In their zeal to issue profitable, easy to apply for credit to as many people as possible, corporations have resisted implementing proper account controls to prevent fraud. The answer isn't calling publishing SSN's Crime-Facilitating Speech but to make companies liable for the costs that their lax account security costs fraud victims as well as punitive damages. Then, and only then, will companies take proper measures to prevent account fraud--a type of fraud that should not be called "Identity Theft" because it isn't, as this British radio sketch demonstrates.
8.29.2008 2:51am
Eugene Volokh (www):
J. Aldridge: I find it pretty interesting to consider how cases do turn out (or should turn out) under current legal principles as enforced by the current legal system. Of course, it's also sometimes interesting to consider how they should turn out under the original meaning of the First Amendment, the Fourteenth Amendment, and so on. But I don't limit myself to the original meaning, and instead talk about the law as it is actually expounded and applied by actual judges, whether they're right or wrong as an originalist matter.

So you can hammer away on original meaning all you want (though your hammering sounds a bit repetitive at this point). But please keep in mind that many of the rest of us -- including, I expect, many people who might indeed prefer that judges be originalist -- are actually pretty interested in discussing actual modern constitutional law as it now exists.
8.29.2008 2:59am
Eugene Volokh (www):
By the way, even if we are talking about original meaning, Madison in his Report on the Virginia/Kentucky Resolutions made clear that he did not see the First Amendment as limited to prior restraints:
It is deemed to be a sound opinion, that the sedition-act, in its definition of some of the crimes created, is an abridgment of the freedom of publication, recognised by principles of the common law in England.

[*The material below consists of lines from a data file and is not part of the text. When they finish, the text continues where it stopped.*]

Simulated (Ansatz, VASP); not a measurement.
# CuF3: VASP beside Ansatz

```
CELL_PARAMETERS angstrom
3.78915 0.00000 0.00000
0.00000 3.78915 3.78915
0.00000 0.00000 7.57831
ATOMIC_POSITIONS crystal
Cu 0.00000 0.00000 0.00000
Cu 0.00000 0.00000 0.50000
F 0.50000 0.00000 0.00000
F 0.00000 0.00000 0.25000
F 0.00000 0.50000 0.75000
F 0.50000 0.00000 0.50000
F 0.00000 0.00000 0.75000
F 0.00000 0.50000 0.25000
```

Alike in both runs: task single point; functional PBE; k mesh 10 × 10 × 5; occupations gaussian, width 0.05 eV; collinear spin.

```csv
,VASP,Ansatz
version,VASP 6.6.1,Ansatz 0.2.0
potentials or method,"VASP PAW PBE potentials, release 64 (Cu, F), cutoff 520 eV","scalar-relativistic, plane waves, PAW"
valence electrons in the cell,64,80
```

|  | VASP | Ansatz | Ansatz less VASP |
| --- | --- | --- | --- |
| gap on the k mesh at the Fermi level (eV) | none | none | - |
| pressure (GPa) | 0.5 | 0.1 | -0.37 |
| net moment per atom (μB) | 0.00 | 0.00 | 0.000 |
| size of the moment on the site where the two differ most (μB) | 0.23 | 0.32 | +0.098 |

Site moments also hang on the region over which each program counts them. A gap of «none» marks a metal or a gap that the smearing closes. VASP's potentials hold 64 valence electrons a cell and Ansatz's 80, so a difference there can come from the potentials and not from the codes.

The freedom of the press under the common law; is, in the defences of the sedition-act, made to consist in an exemption from all previous restraint on printed publications, by persons authorized to inspect and prohibit them. It appears to the committee, that this idea of the freedom of the press, can never be admitted to be the American idea of it: since a law inflicting penalties on printed publications, would have a similar effect with a law authorizing a previous restraint on them. It would seem a mockery to say, that no law should be passed, preventing publications from being made, but that laws might be passed for punishing them in case they should be made.

The essential difference between the British government, and the American constitutions, will place this subject in the clearest light.

In the British government, the danger of encroachments on the rights of the people, is understood to be confined to the executive magistrate. The representatives of the people in the legislature, are not only exempt themselves, from distrust, but are considered as sufficient guardians of the rights of their constituents against the danger from the executive. Hence it is a principle, that the parliament is unlimited in its power; or, in their own language, is omnipotent. Hence, too, all the ramparts for protecting the rights of the people, such as their magna charta, their bill of rights, &c., are not reared against the parliament, but against the royal prerogative. They are merely legislative precautions against executive usurpations. Under such a government as this, an exemption of the press from previous restraint by licensers appointed by the king, is all the freedom that can be secured to it.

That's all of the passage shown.